Rethinking battery degradation in presence of surface effects: mechanical versus electrochemical peformance mediated by charging condition

TL;DR

This paper investigates how surface stresses influence the mechanical and electrochemical performance of silicon nanowires in lithium-ion batteries, revealing that charging conditions significantly affect length changes and performance.

Contribution

It introduces a coupled diffusion-mechanical model considering surface stresses, charging conditions, and core constraints to better understand battery particle behavior.

Findings

Surface stresses reduce length-increase under potentiostatic charging.

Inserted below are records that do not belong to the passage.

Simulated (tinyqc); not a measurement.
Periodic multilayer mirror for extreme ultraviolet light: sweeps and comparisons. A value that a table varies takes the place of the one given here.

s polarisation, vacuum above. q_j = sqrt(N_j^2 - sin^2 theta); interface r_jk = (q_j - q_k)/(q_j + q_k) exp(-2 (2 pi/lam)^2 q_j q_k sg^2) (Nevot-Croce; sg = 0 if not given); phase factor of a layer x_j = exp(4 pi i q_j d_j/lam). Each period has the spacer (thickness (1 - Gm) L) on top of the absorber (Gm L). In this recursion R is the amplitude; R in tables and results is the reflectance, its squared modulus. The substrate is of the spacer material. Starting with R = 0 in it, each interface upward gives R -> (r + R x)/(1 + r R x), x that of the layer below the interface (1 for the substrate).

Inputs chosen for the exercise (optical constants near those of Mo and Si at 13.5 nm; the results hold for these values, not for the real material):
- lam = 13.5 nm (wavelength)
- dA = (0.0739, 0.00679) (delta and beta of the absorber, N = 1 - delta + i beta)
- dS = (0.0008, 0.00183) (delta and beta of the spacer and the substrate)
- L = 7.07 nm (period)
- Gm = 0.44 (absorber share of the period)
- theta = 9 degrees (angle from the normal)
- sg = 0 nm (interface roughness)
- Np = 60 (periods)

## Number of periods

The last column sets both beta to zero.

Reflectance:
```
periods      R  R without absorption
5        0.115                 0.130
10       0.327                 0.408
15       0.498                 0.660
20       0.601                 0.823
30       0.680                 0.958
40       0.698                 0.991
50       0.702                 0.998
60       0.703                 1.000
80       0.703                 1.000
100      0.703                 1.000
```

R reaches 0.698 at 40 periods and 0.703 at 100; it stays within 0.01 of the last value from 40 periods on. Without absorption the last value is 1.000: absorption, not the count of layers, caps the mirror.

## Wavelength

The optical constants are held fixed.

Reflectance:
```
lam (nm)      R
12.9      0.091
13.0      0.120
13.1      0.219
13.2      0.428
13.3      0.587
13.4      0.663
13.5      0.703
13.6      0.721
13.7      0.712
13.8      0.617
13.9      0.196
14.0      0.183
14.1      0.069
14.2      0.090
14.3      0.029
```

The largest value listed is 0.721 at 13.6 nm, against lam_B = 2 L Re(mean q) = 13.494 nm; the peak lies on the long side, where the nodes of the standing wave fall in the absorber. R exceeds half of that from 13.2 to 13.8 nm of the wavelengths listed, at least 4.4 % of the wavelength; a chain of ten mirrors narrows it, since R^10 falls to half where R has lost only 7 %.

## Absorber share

Surface stresses increase length-increase under galvanostatic charging.

Core constraining material impacts overall performance.

Abstract

Surface stresses, in nano-sized anode particles undergoing chemomechanical interactions, have a relaxing effect on the diffusion-induced stresses thus improving the mechanical endurance of the particles, whereas, the compressive effect of surface stresses degrades the electrochemical performance. However, this straightforward prediction of an improved mechanical performance is challenged in this work. Silicon nanowires undergoing huge volumetric changes during lithiation, may undergo significant axial length-increase, which serves as an important criterion in determining the mechanical performance of SiNWs. Interestingly, surface stresses tend to reduce the length-increase under potentiostatic charging condition, but under galvanostatic charging, the length-increase gets enhanced, thus degrading the mechanical performance of the SiNWs. To further make the study more inclusive, the nanowire is modelled with a constraining material at its core, and a competitive analysis is presented for the overall performance of the anode particles under the combined effects of surface stresses and constraining material. The mathematical model is based on large deformation theory, considering two-way coupling of diffusion-induced stresses and stress-enhanced diffusion. It is hoped that this study will provide a fresh perspective in designing next-generation lithium-ion battery particles.